LAKELAND, Fla. -- The debate over whether confederate statues should stay or go has made its way to Lakeland.
A statue of a Confederate soldier has stood in Munn Park for over a century. City commissioners discussed moving it last year, but following recent race-related violence in Charlottesville, Va., Commissioner Don Selvage said city leaders have to take action.
“Whatever decision we make, we will be criticized for it,” he said.
Selvage brought up the topic during Monday morning’s city commissioner meeting. During public comment, Residents spoke on both sides of the debate.
“It represents the South fighting to keep me enslaved,” said Audrey Figg, who added that her ancestors were slaves.
Others argued that it represents the sacrifice Confederate soldiers made, and getting rid of it could be a slippery slope.
“Where does this end, if we keep allowing people to tear down our history, simply because they don't like what it represented,” Bill Montsdeoca said.
Commissioners were not united one way or another: Jim Malless wants it moved, Phillip Walker argued to leave it.
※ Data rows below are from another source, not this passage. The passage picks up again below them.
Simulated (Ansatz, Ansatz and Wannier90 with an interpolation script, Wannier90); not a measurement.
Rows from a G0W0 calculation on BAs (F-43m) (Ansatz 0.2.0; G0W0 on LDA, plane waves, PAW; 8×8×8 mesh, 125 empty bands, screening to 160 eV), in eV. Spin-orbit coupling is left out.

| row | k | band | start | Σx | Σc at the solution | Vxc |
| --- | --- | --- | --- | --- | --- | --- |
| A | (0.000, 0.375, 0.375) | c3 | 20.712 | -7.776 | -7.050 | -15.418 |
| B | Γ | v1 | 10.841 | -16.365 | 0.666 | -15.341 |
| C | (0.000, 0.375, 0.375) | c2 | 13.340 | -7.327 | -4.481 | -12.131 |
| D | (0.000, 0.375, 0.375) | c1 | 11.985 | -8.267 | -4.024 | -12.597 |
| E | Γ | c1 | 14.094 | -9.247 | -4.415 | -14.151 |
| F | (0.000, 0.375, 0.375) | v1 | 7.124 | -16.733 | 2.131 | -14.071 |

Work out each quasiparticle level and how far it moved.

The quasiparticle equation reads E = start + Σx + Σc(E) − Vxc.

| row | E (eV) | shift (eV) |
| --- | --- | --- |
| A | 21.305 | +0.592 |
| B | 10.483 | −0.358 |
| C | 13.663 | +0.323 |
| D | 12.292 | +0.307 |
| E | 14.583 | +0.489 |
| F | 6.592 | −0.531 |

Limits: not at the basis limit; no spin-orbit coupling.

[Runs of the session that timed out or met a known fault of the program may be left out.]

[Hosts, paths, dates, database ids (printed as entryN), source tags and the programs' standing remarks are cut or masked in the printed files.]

“If you don't like me cause I'm black, us moving a statue or taking down a flag does not change that,” Walker said. “Your heart needs to be changed.”
instead of moving it, city leaders could add a plaque to give the statue context or erect a statue of a black historical figure, Selvage said.
Commissioners did agree to not rush into a decision. They plan to discuss the issue at their next meeting and are considering forming a group to further look into the issue.